This means, unless certain steps are taken, the current partners would bear the tax even if they weren’t partners for the year under audit. To navigate these complex rules and ensure the correct tax is paid by the correct partners, the partnership and its representative must make a number of time-sensitive strategic decisions.

Here are the five time-sensitive actions that a partnership or its representative should take within 30 days of receiving the notice of selection for examination (NOSE):

  1. Identify the Partnership Representative and Determine Whether a Change Is Necessary. The partnership representative (PR) has wide-ranging powers in a partnership audit. The PR can extend the statute of limitations, protest the adjustments or settle with the IRS. The PR’s actions bind the partnership and the partners regardless of any restrictions in the partnership agreement. Upon receipt of the NOSE, the partnership should identify the PR and consider whether a change is necessary. For example, it is common to change the PR if the PR is no longer a partner because the current partners typically want a PR who will have an incentive to ensure that the tax is paid by the audit-year partners, not the current partners.

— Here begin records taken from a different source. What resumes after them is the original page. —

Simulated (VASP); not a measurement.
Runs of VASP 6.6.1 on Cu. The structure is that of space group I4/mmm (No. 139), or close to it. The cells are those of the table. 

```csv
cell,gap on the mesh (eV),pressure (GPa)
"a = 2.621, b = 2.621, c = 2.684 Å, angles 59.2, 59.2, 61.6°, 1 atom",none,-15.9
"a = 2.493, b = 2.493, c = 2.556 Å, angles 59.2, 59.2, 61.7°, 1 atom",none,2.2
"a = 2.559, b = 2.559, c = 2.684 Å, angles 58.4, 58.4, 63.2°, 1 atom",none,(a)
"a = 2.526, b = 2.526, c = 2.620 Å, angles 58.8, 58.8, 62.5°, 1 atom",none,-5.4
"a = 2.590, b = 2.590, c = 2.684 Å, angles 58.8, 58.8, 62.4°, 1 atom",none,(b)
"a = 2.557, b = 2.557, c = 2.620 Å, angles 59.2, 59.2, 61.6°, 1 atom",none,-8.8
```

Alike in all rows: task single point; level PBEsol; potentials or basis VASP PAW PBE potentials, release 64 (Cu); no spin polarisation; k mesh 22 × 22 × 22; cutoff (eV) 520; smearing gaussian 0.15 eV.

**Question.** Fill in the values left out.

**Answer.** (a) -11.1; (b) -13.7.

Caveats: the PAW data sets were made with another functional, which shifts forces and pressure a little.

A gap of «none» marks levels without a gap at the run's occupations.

  2. Review the Tax Return Under Audit and Consider Filing an Administrative Adjustment Request. The partnership has a very short window after the NOSE to file an administrative adjustment request (AAR) correcting an item on the original return. The partnership may want to file an AAR to correct a mistake because it can push out the adjustments to the audit-year partners without the partners paying “hot” interest (i.e., interest at an increased rate) and reduce the imputed underpayment by taking into account the partners’ tax positions without IRS approval.
  3. Consult the Partnership Agreement. Partnership agreements often contain requirements that the partners be notified of an audit. The PR will want to consult the partnership agreement for notice requirements and other audit-related obligations or restrictions.
  4. Evaluate Whether to Revoke an “Election Out.” Certain partnerships may elect out of the partnership audit rules, so that the partners are audited directly rather than in a partnership-level audit. The partnership can (with the consent of the IRS) revoke the election after it receives the NOSE. The partnership may want to revoke the election if the partners do not want to be audited directly, the partnership wants to retain control of the audit or the partnership does not want to give the partners full access to its books and records.
  5. Contact Outside Tax Counsel. The partnership audit rules are complex and new to both taxpayers and IRS agents. Partnerships and their representatives should contact outside counsel to help them navigate the many traps for the unwary in these rules, as well as protect any privileges that may exist and avoid any potential conflicts of interest.